The New York Times
February 22, 1998
 
Excerpts From Bay of Pigs Report
 

 
                 WASHINGTON -- Following are excerpts from "The Inspector
                 General's Survey of the Cuban Operation," a highly critical
          internal inquiry into the CIA's Bay of Pigs invasion in 1961. The 150-page
          report, one of the most secret documents of the Cold War, was released
          under the Freedom of Information Act to the National Security Archive, a
          nonprofit group that collects and publishes declassified Government
          reports.

          31. The agency committed at least four extremely serious mistakes in
          planning:

          a. Failure to subject the project, especially in its latter frenzied stages, to a
          cold and objective appraisal by the best operating talent available,
          particularly by those not involved in the operation, such as the Chief of
          Operations and the chiefs of the Senior Staffs. Had this been done, the
          two following mistakes (b and c, below) might have been avoided.

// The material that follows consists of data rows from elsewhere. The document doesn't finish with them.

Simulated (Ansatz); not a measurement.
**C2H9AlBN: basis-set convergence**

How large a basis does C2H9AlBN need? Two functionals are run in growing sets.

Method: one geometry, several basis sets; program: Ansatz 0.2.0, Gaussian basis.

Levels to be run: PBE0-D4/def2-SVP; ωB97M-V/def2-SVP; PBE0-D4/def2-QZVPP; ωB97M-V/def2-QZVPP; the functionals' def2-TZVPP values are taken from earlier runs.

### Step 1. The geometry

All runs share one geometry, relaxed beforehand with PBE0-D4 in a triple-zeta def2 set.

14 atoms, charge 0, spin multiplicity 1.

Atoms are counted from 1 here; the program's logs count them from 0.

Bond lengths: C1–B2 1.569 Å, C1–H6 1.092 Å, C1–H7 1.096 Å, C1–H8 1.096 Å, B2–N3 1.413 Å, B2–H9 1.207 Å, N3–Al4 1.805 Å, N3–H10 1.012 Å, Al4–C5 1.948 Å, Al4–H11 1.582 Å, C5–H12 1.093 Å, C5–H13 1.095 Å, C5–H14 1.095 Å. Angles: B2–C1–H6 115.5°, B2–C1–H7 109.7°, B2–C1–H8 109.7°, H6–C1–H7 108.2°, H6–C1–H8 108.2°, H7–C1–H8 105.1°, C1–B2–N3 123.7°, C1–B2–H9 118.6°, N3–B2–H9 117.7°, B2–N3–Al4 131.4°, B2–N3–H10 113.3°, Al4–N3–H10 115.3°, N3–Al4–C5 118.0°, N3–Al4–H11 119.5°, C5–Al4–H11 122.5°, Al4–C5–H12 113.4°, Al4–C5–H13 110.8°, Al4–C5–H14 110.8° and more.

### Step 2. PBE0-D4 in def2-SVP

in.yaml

          b. Failure to advise the president, at an appropriate time, that success had
          become dubious and to recommend that the operation be therefore
          canceled and that the problem of unseating Castro be restudied.

          c. Failure to recognize that the project had become overt and that the
          military effort had become too large to be handled by the agency alone.

          d. Failure to reduce successive project plans to formal papers and to
          leave copies of them with the president and his advisers and to request
          specific written approval and confirmation thereof.

          32. Timely and objective scrutiny of the operation in the months before
          the invasion, including study of all available intelligence, would have
          demonstrated to agency officials that the clandestine paramilitary
          operations had almost totally failed, that there was no controlled and
          responsive underground movement ready to rally to the invasion force,
          and that Castro's ability both to fight back and to roll up the internal
          opposition must be very considerably upgraded.

          33. It would also have raised the question of why the United States
          should contemplate pitting 1,500 soldiers, however well trained and
          armed, against an enemy vastly superior in number and armament on a
          terrain which offered nothing but vague hope of significant local support. It
          might also have suggested that the agency's responsibility in the operation
          should be drastically revised and would certainly have revealed that there
          was no real plan for the post-invasion period. ...

          37. Cancellation would have been embarrassing. The brigade could not
          have been held any longer in a ready status, probably could not have been
          held at all. Its members would have spread their disappointment far and
          wide. Because of multiple security leaks in this huge operation, the world
          already knew about the preparations, and the government's and the
          agency's embarrassment would have been public.

          38. However, cancellation would have averted failure, which brought
          even more embarrassment, carried death and misery to hundreds,
          destroyed millions of dollars' worth of U.S. property, and seriously
          damaged U.S. prestige. ...

          40. It is beyond the scope of this report to suggest what U.S. action might
          have been taken to consolidate victory, but we can confidently assert that
          the agency had no intelligence evidence that Cubans in significant numbers
          could or would join the invaders or that there was any kind of an effective
          and cohesive resistance movement under anybody's control, let alone the
          agency's, that could have furnished internal leadership for an uprising in
          support of the invasion. The consequences of a successful lodgment,
          unless overtly supported by U.S. armed forces, were dubious. ...

          41. The choice was between retreat without honor and a gamble between
          ignominious defeat and dubious victory. The agency chose to gamble, at
          rapidly decreasing odds.

          42. The project had lost its covert nature by November 1960. As it
          continued to grow, operational security became more and more diluted.
          For more than three months before the invasion the American press was
          reporting, often with some accuracy, on the recruiting and training of
          Cubans. Such massive preparations could only be laid to the U.S. The
          agency's name was freely linked with these activities. Plausible denial was
          a pathetic illusion.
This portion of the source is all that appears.